From: Michael J. Post
Sent: February 16, 2007
To: rule-comments@sec.gov
Subject: File No. SR-CBOE-2006-106


Ms. Elizabeth K. King
Associate Director
Division of Market Regulation
Securities and Exchange Commission
100 F Street, N.E.
Mail Stop Room 6628
Washington, D.C. 20549

Re: SR-CBOE-2006-106

Dear Ms. King:

The issues presented to you by the above CBOE rule filing appear to be:

Should the SEC have jurisdiction over the corporate structure of the CBOE?
Can the Chicago Board of Trade abandon their obligations and yet retain their rights?
Is the Exercise intended to simply allow trading access or does it bestow an unstated equity status on the recipient?

JURISDICTION: When the framers of the Chicago Board Options Exchange chose their structure they had choices, one of which was to simply give equity status outright to the Chicago Board of Trade members. One of the reason’s they didn’t do so, was to avoid being under SEC jurisdiction. Repeatedly now, the CBT has tested the question of Federal preemption and your jurisdiction over CBOE matters, and repeatedly the concept has prevailed as it should. The precedent that would be set, by allowing fundamental corporate structure issues of a national securities exchange to be litigated in state courts, as opposed to using the uniform standard of the Exchange Act for all marketplaces would be devastating. The potential for inconsistent regulations based on differing state laws is not a tolerable option.

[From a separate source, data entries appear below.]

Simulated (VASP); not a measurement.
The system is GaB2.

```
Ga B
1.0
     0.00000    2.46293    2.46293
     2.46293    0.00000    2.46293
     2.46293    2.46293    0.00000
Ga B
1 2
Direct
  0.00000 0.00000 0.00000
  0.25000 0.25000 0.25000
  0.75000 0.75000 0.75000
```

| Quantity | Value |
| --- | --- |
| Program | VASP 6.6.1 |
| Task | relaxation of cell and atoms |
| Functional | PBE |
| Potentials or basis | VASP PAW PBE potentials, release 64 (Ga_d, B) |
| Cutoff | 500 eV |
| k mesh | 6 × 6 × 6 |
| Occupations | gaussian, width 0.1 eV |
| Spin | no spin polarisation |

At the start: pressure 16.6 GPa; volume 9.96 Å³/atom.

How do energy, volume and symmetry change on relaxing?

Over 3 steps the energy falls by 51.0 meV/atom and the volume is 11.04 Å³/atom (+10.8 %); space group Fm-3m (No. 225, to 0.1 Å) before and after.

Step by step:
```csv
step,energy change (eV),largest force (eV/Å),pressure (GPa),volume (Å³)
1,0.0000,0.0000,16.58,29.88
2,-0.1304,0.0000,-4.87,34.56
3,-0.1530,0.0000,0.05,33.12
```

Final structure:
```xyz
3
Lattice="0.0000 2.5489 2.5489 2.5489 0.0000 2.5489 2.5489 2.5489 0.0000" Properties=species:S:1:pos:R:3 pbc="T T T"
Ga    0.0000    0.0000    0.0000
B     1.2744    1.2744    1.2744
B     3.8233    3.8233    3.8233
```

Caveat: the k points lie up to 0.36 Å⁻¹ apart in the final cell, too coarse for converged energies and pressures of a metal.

RIGHTS AND OBLIGATIONS: There are two types of rights in this world:

Inalienable rights that only God can bestow on us, which require no action on the recipient’s part,
And contingency rights which require some form of performance or obligation on the recipient’s part to allow them to benefit from the right.

In my opinion, the members of The Chicago Board of Trade have confused the two. The history of litigation, negotiation, and clarification between the CBOE and the BOT since 1973 has one theme. The Board of Trade members have repeatedly initiated attempts to dilute or diminish their obligations to the CBOE while attempting to expand the nature of their right. Actions on the part of the CBOE have always been defensive in nature and consistent in theme.

Essentially, the CBOE position, as written in the constitution, asserts the CBT member only has a trading right IF:

A. they retain all the characteristics of the 1973 ownership undiluted and

B. are not trading or renting at the CBT.

The current attempt by The Chicago Board of Trade members to prevent the SEC from doing it’s job as regulator, diminish the CBT’s “obligation” to even exist as an entity, and assert their “Inalienable” right to full equity in the CBOE, something never stated or intended by the framers, seems indefensible on all levels.